January 12, 2012
“In the end Durban might have been a turning point,” J. Timmons Roberts said recently, as he returned from the COP 17 global climate change negotiating session that closed in December in South Africa.
Roberts, a Brown professor and director of the University’s Center for Environmental Studies, led the delegation of Brown postdoctoral researchers and graduate and undergraduate students who have also been blogging reports on the negotiations on the Institute-based Global Conversation. As he discussed in a Brown news feature, the talks ended with an agreement to extend the greenhouse gas emissions targets set under the Kyoto Protocol and a pledge to work on a replacement treaty incorporating the United States, China and India.

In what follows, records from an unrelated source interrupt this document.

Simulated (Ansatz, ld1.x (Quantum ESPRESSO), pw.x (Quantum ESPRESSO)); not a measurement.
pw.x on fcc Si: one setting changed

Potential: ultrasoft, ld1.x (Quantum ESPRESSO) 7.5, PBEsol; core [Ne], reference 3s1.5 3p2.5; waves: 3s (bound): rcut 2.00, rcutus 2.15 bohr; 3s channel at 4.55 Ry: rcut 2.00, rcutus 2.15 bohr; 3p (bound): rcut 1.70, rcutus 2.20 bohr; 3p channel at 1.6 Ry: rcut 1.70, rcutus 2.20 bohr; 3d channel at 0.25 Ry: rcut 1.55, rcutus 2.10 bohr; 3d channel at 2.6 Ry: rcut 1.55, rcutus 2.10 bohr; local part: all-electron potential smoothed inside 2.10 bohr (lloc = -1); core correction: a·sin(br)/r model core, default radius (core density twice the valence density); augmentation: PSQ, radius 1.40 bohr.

Robert's account: “Things were looking very bleak, and honestly I did not foresee the seemingly positive outcome hashed out in the 35 hours of overtime negotiations. There was a lot of discussion about how a true collapse of the Kyoto Protocol might have been better than another lame outcome where we bump along for another 20 years of weakening negotiations. I agree with that, but I also think that a lot of work has been done over these 20 years since the 1992 Earth Summit in Rio de Janeiro, when this all got started. While the current promises are quite weak, in the end Durban might have been a turning point.”
In a separate University news feature, Brown delegation member Brianna Craft, a graduate student, also reported back from COP17 on the delgation's role supporting the Least Developed Countries' negotiating bloc in Durban and on her measured optimism for the future.
The delegation was supported, in part, by the Watson Institute.